Baber Johansen

Baber Johansen

Research Professor of Islamic Studies
Baber Johansen

Education

  • PhD, Habilitation in Islamic Studies, Freie Universität Berlin

Profile

Baber Johansen was appointed Professor of Islamic Religious Studies at Harvard Divinity School in 2005. He became Harvard Divinity School Research Professor of Islamic Studies in 2020.

Before coming to HDS, Johansen served as Directeur d'études at the Ecole des Hautes Etudes en Sciences Sociales (Centre d'étude des normes juridiques), Paris (1995-2005), and Professor for Islamic Studies at the Freie Universität Berlin (1972-1995). In 2006 he was appointed an affiliated professor at Harvard Law School and acting director of its Islamic Legal Studies Program for 2006 to 2010. In 2007 he was affiliated with the Department of Near Eastern Languages and Civilizations, and from July 2010 to June 2013, he was the director of the Center for Middle Eastern Studies. He is also a faculty associate of Harvard's Weatherhead Center for International Affairs and a member of its Executive Committee.

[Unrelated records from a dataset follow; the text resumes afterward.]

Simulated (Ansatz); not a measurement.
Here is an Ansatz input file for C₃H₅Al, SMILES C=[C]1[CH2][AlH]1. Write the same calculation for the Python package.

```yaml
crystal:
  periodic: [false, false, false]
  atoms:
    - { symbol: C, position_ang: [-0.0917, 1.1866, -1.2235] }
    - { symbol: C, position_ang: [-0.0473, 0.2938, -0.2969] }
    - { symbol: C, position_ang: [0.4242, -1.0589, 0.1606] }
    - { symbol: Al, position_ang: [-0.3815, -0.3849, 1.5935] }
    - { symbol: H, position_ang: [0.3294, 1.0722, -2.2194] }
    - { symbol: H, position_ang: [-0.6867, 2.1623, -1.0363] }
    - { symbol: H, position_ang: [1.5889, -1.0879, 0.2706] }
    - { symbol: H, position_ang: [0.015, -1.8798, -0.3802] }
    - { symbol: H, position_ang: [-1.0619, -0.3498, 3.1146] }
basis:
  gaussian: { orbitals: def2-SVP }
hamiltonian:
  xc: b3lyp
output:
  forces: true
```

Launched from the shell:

His research and teaching focus on the relationship between religion and law in the classical and the modern Muslim world. His book Muhammad Husain Haikal Europa und der Orient im Weltbild eines ägyptischen Liberalen (1967), translated into Arabic in Abu Dhabi in 2010, examines twentieth-century liberal interpretations of Islam; Islam und Staat (1982) looks at modern Muslim debates on state models; and Islamic Law on Land Tax and Rent (1988) considers long-term changes in classical and postclassical legal doctrine. Contingency in a Sacred Law: Legal and Ethical Norms in the Muslim Fiqh (1999) focuses on law, social practice, and ethics in Islam.

Johansen was invited to the University of Ca’ Foscari in Venice to teach for a month (April-May 1996) as a visiting professor. He was invited by the Institut du Monde Arabe (The Arab World Institute, Paris) for a series of lectures in 1995 for La Chaire de l’IMA. He was an Individual Resident at the Rockefeller Foundation Bellagio Center in July 1999. He was invited by Harvard University as an H.A.R. Gibbs Scholar in April 1998 and delivered three lectures.

Johansen was twice elected a member of the School of Historical Studies, Institute for Advanced Study, Princeton, and has been a visiting professor at the Watson Institute (Providence) and Harvard University. He is one of the three executive editors of Islamic Law and Society, and has served as area editor for Islamic Law in the Oxford Encyclopedia of Legal History (2009) and as adviser for the Encyclopedia of Law and Society (Sage, 2009).